The world of technology sure moves fast – and people in the creative industries know it better than most. While certain media platforms have been harshly afflicted by 21st century fluidity (the printed word is a paramount example), resignation isn’t the appropriate response.
Romantic attachments to particular mediums can be difficult to sever, but it’s imperative to harness what’s happening right now or else get left behind. For budding animators, filmmakers, designers, games developers and audio producers, this is where a creative media institution like SAE slides into view. At present, there’s more demand for training in these fields than ever before.
“Essentially, almost anything that you look at – whether it’s your phone, or a TV commercial, or music being produced, or a short documentary – it is, to an extent, a combination of skills across all or some of these disciplines,” says Radovan Klusacek, SAE Sydney’s campus manager. “And it’s only going to go ahead. I think we are just at the very beginning of the role that media will actually play in our lives.”
SAE’s Surry Hills campus has been educating folks interested in working in the film and music industries since 1976. In February this year, SAE packed its things and relocated to a greatly advanced facility situated on York Street in the CBD. “The new campus is purpose-built from the ground up,” Klusacek says. “We could do anything we wanted, and that’s one of the rare opportunities that you have as an education institution – to actually design the spaces in such a way that they support the way we deliver our courses and support the nature of the courses.”
Truth be told, here in Sydney there are no shortage of schools that provide training in audio, film and multimedia technologies. However, Klusacek believes that what makes SAE unique is the opportunity for students to become simultaneously acquainted with the inner workings of multiple fields.

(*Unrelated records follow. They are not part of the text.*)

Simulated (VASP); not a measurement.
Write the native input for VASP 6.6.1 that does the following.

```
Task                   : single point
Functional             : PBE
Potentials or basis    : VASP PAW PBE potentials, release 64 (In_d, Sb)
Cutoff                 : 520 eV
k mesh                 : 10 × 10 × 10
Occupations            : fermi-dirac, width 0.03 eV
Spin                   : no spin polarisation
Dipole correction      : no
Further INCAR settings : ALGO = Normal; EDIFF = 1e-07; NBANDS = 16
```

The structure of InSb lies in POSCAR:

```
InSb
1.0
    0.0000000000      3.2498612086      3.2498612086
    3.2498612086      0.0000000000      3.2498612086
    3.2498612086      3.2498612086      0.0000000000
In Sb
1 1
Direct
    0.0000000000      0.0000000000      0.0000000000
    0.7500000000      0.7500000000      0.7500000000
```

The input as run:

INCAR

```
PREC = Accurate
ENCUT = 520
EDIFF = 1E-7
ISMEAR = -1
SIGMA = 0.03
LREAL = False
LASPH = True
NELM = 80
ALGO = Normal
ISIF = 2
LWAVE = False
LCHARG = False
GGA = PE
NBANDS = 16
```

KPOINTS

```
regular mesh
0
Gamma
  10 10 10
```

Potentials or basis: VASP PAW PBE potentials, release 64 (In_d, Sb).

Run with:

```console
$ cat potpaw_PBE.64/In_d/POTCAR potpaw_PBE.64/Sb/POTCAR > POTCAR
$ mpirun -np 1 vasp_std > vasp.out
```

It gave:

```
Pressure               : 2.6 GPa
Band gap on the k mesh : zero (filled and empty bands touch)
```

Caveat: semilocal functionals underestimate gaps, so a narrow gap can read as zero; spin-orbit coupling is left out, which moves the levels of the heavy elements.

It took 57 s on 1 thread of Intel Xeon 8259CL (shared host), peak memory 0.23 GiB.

“We put the students in a situation where they interact with other disciplines,” he says. “We have animation and film students working on projects together because that is what will be happening in real life. So they not only learn the technical skills – how to operate a camera or how to operate a piece of animation software – but also how to interact with people in other disciplines in an environment that looks and feels very much like what they would be experiencing in real life. The real-life learning experience is of utmost importance to us.”
Something that often deters people from seeking academic training in a creative field is the expectation that it will involve being force-fed a particular, inflexible method. It’s difficult to strike a balance between adhering to a teaching curriculum and allowing for individual experimentation, but SAE understands how important it is to cultivate a distinctly personal approach.
“If you go on the internet you can find information about how to operate just about any piece of equipment,” Klusacek says, “so we don’t spend all our time on teaching the technical side of things. Yes, you’re learning how to operate a camera, but what do you do with it? What is the message that you’re trying to portray? What is the outcome that you are trying to achieve? And how do you achieve that given the skills that you have and also the personality and the aspirations [you have]? The focus on creativity is very much hand-in-hand with teaching the technical skills.”